- Thus, it seems clear that even where the evidence demonstrates a material change since the previous Order, a Court may well be entitled to nonetheless find that it is not in the best interests of a child for the proceedings to continue. Does the corollary apply? In other words, even if the Court finds that there is not a material change since the previous Order, can the Court nonetheless find that it is in the best interests of the child for the Orders to be revisited?
- This Court believes that the answer is, probably, yes. The Court’s statutory responsibility to make Orders in the best interests of the child cannot, as a matter of law, be fettered by any agreement between the parents as to what they consider to be in the best interests of their child at a particular time. There are obviously good reasons why, in many cases, perhaps in the vast majority of cases, a Court would not readily intervene in those circumstances. That is not to say that the Court does not have the power to do so.
- The rule in Rice & Asplund and, arguably, rule 16.05 of the Federal Circuit Rules when applied to a parenting case, do not supplant, or detract from the mandatory obligation on courts in s.60CA of the Family Law Act 1975 (‘the Act’) which states:
Child’s best interests paramount consideration in making a parenting order
In deciding whether to make a particular parenting order in relation to a child, a court must regard the best interests of the child as the paramount consideration.
- Thus, r.16.05 operates in a different sphere or context. If it were the case that r.16.05 operated in every undefended parenting order where the rule in Rice & Asplund could not be satisfied, or where it is otherwise not in the best interests of the children for the order to be varied or set aside, then the operation of r.16.05 would be elevated above the provisions of the Family Law Act itself. Hence, r.16.05 must be read subject to s.60CA of the Act which mandates that in deciding whether to make a particular order, the Court must regard the best interests of the child as the paramount consideration.

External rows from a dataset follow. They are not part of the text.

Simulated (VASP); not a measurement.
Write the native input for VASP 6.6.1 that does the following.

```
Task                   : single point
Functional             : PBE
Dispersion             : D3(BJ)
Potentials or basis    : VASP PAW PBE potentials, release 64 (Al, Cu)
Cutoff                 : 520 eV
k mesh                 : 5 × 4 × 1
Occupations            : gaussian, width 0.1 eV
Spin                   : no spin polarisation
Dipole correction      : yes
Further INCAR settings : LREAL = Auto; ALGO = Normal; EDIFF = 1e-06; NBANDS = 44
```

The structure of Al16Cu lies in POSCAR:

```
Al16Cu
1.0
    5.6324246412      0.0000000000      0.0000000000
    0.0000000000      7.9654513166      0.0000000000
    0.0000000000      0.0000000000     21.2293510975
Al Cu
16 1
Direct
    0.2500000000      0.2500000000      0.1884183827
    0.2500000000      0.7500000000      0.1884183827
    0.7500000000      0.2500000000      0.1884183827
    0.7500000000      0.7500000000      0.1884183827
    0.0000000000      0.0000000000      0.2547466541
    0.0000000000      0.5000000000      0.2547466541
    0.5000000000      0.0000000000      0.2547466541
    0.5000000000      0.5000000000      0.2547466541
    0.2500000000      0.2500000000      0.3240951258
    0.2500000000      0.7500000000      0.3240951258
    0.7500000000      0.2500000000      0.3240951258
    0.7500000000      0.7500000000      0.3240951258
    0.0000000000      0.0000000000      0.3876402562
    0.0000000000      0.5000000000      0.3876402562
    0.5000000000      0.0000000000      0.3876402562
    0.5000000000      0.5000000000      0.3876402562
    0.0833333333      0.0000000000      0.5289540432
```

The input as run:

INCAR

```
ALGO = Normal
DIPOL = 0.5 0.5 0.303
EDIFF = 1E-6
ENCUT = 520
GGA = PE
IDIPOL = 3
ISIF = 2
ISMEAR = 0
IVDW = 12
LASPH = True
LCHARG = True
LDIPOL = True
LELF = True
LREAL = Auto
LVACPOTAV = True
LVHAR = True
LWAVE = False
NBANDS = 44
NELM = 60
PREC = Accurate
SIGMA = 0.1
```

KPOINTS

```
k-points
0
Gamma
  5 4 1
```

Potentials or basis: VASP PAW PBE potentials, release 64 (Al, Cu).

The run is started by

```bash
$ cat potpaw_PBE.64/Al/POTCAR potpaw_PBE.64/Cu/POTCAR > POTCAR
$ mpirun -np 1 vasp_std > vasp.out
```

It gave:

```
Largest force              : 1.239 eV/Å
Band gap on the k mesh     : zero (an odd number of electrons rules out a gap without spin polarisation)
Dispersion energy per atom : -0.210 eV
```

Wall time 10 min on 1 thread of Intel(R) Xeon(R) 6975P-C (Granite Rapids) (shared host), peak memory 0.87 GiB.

- It would not make sense, for example, for rule 16.05 to operate in a way that almost axiomatically results in the setting aside or varying of undefended parenting orders, if in so doing the Court is making an order that is not in the best interests of the child. In any event, as r. 16.05 explicitly states, it is a discretionary power given to a Court or a Registrar, even if the requirements in r.16.05(2) are satisfied.
- Thus, the Court must make an order that is in the best interests of the children in this case.